We need programming mentors

tl;dr Mentoring is probably the best way to advance the art of programming, by keeping hard-earned lessons fresh.

Programming is a new discipline. Mathematics and logic had existed for millennia and even the scientific method had existed for generations before Ada Lovelace wrote the first thing recognizable as a precursor to the for loop. And programming as an activity available to the general public is so recent that some of its earliest participants are still with us today.
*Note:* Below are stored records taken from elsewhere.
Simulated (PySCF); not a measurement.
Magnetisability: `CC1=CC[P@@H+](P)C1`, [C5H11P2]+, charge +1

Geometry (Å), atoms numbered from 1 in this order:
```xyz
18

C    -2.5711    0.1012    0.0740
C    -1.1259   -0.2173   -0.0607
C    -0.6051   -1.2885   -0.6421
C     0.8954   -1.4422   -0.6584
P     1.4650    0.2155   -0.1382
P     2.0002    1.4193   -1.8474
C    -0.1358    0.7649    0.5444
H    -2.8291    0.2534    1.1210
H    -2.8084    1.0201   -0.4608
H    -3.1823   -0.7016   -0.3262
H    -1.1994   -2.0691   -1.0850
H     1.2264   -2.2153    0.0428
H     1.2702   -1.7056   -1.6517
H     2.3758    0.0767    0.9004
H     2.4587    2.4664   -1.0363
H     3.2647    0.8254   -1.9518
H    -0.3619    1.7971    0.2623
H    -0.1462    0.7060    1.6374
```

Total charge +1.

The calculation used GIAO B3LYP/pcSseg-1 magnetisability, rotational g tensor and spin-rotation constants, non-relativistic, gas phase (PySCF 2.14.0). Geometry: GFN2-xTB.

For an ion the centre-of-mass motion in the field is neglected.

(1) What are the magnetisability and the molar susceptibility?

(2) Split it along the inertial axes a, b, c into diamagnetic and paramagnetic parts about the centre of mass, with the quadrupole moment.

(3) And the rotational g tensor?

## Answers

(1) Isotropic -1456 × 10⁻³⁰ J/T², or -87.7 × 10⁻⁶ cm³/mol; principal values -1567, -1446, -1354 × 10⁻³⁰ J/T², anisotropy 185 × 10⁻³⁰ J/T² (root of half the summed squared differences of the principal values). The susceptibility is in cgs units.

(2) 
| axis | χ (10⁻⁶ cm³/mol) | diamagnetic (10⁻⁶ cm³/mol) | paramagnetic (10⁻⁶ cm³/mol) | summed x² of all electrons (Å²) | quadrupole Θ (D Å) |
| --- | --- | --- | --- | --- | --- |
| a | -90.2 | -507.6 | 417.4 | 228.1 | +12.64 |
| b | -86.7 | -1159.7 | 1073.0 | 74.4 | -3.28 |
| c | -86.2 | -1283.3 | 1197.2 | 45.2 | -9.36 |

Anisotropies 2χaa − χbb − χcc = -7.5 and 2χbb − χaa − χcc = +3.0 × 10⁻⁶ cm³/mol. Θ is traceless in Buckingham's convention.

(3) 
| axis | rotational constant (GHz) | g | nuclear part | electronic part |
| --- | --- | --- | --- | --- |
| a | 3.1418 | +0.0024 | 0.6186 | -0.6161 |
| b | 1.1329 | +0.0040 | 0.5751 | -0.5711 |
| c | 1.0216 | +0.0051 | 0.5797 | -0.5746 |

In this time the art of programming has advanced enormously¹. But we can only continue advancing if we take a cue from science: the new generation must have the hard-earned knowledge (theories and, ideally, data) of the past generations available to build on. Without it each generation goes through the same mistakes, stumbling for months or years before being able to advance the state of the art². The following are entirely preventable mistakes from my own wandering career:

  • Programming using text editors with no knowledge of the code base was a big mistake, because it leads to other mistakes like trivial typos and trying to do refactoring using regular expressions. That’s not to say I never tried IDEs early in my career, but the first one I tried which was not awful was IntelliJ IDEA around 2014. It’s by no means perfect, but I could never go back to programming in a plain text editor now, knowing what a difference IDEs can make. One caveat to this is that IDEs are by their nature extremely complex, and as a beginner it can be difficult to treat it as anything other than a text editor. But modern ones like IDEA can be learned piecewise, because the file hierarchy and file contents are up front and centre, not something you have to “earn” by first doing a whole bunch of configuration and then learning some obscure interaction patterns which have no connection to any of the other software you’ve ever seen.
  • Not knowing the weaknesses of different technologies. Today it’s basically assumed that if anyone criticises any technology for any reason the fans are going to be there to retaliate, either by attacking the writer for being entitled or the content for being at least in some technical way wrong. Criticism of a technology shouldn’t be an excuse for the experts to denounce anyone less invested in the technology than they are. Instead we should be open to the idea that no technology is perfect, and that it’s useful to know which things a technology is bad at. Some projects are even courageous and insightful enough to list their conscious trade-offs. By now I’m one of those naughty people who will occasionally suggest to askers on Stack Overflow to use a different technology, because while most programming languages are Turing complete and therefore in a very technical sense “equivalent,” no, it’s not a good idea to parse HTML with regular expressions.
  • Not knowing the real side effects of having a good test suite. Limiting what your code can do (and thereby limiting the amount of damage any change can introduce) is just a small part of it. Tests act as living documentation and enable fearless refactoring, and test-driven development encourages thinking more productively about a problem before coding (compared to DDT, where you write the tests after the code) and splitting each task into the smallest useful changes.
  • Not knowing when to refactor. Refactoring early has a high risk of not being worth it: premature abstraction has a negative gain, since it usually has to be reverted, and using a lot of time for a tiny decrease in complexity can be wasteful. Refactoring late has a high risk of having already wasted a lot of time dealing with messy code. While I think I have a better idea these days of when to refactor it’s still a challenge every time.
  • Not knowing how to name things. Just a few I’m guilty of:
    • including the product name in a name within the product, such as class ProjectNameServer.
    • Other redundancy such as putting “tbl” in table names or a class name in one of its method names.
    • On the flip side, not understanding the difference between bad and good Hungarian notation. For example, a URL parameter goes from a sequence of bytes at the HTTP layer, then usually via a UTF-8-encoded string in a web framework, and finally to the application level type, which could be arbitrarily complex. When dealing with more than one of these representations in the same context it’s useful to use different variable names to keep them apart, such as start_string and start_datetime.
    • Single letter variables, such as i. With modern IDEs there’s not much excuse to use that, and it becomes inexcusable as soon as another index like j inevitably comes along. Now the maintainer is forced to read the full loop definitions to understand what they both do. Now add another three loops inside of that (with k, kk and no prizes for guessing the next index variable name) and you end up with a ball of mud my boss assured me two others had already tried and failed to refactor.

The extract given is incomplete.